This was the worst of April Fools. An experience that was supposed to be fun instead left the Portland faithful scratching their heads, looking around uncomfortably, and wishing that it had never happened.
Game Flow
The first half of this game read like a Greatest Hits album cover for the Blazers. They started out punishing the Clippers inside, used paint scoring to set up open threes, and sprinkled liberal doses of LaMarcus Aldridge throughout. Aldridge proved unstoppable and his teammates only slightly less so. 16 points for the L-Train in the first period set up 33 total for his team. Robin Lopez threw his weight around against a seemingly-hapless DeAndre Jordan. Damian Lillard sliced and diced Chris Paul. Portland led by 7 after one.

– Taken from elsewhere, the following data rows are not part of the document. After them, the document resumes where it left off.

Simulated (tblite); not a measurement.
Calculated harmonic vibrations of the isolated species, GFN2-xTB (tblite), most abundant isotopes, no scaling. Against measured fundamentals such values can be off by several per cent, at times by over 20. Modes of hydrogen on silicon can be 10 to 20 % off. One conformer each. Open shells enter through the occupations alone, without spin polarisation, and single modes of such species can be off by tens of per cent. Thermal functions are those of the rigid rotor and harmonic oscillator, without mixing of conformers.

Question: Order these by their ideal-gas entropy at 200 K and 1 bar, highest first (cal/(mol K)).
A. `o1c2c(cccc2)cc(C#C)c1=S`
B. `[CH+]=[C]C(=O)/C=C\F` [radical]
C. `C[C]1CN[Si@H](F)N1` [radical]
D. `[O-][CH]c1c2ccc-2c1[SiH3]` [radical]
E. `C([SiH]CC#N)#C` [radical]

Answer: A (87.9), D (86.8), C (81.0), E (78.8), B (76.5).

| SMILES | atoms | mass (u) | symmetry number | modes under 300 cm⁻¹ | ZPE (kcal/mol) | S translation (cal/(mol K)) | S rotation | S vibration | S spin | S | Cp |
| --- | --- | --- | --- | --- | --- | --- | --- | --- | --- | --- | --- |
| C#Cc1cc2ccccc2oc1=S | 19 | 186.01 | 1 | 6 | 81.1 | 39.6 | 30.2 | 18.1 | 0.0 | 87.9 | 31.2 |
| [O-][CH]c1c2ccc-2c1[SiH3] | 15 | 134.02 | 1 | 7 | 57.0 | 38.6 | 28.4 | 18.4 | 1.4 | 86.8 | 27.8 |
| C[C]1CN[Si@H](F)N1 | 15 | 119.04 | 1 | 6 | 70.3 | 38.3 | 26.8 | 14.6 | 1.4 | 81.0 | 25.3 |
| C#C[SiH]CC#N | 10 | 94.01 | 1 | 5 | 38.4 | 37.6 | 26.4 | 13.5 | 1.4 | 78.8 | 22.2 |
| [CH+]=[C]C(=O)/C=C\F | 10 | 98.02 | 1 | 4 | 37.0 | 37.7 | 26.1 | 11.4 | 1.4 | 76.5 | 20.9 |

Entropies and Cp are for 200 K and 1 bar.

The story was just as good in the second period. The oft-cited Blazers bench letdown was nowhere to be found as Chris Kaman and guest star Arron Afflalo tore apart the Clippers defense. Kaman proved an unstoppable force on the boards as well. When Lillard returned to flip assists like diner hotcakes and Nicolas Batum started shooting like a flamethrower, the night's matchup didn't seem fair anymore. The Clippers required an intense late-quarter run from Paul and Blake Griffin just to crawl back within 13 at the half, 68-55.
Everything that could go Portland's way, did. It was like they lifted Monday's second-half performance against the Phoenix Suns and pasted it into the first half of this game. They didn't just look like a playoff team, but a strong playoff team.
In the third quarter the Clippers reminded the Blazers that they, too, are a playoff squad. Though Batum continued to torch the nets, this time aided by super-sub CJ McCollum, those points were keeping Portland afloat instead of propelling them ahead. Halftime adjustments by L.A. and Portland's own complacency combined to scuttle the defense, putting multiple holes amidships and necessitating the French life preserver.
The Clippers had scored 55 in the first half but the Blazers had limited them to mid-range attempts...well within L.A.'s proficiency but shots the Blazers could live with. The third period brought a seemingly endless parade of layups, dunks, short shots, and three-pointers for the visitors. They turned Portland's own attack against them, then cranked it up a notch. Paul and Griffin combined for 19 points and 7 assists in the period. Aldridge and Lillard notched but 5 points and 5 assists between them. Portland still led 92-85 after three but the gap was closing fast.
As a side note, the 25-second mark of the third quarter saw Kaman draw a Flagrant 1 foul for shoving Paul out of bounds, an incident which started a multi-player scuffle. [Watch Here] In the post-game interviews--and no doubt in many media accounts of the game--the shove and scrum were cited as a turn-around point, the moment that Paul and the Clippers got fired up. As the third-period stats we just cited demonstrate, this was not the case. CP3 and his teammates produced at a high level throughout the period, not just in the last 25 seconds.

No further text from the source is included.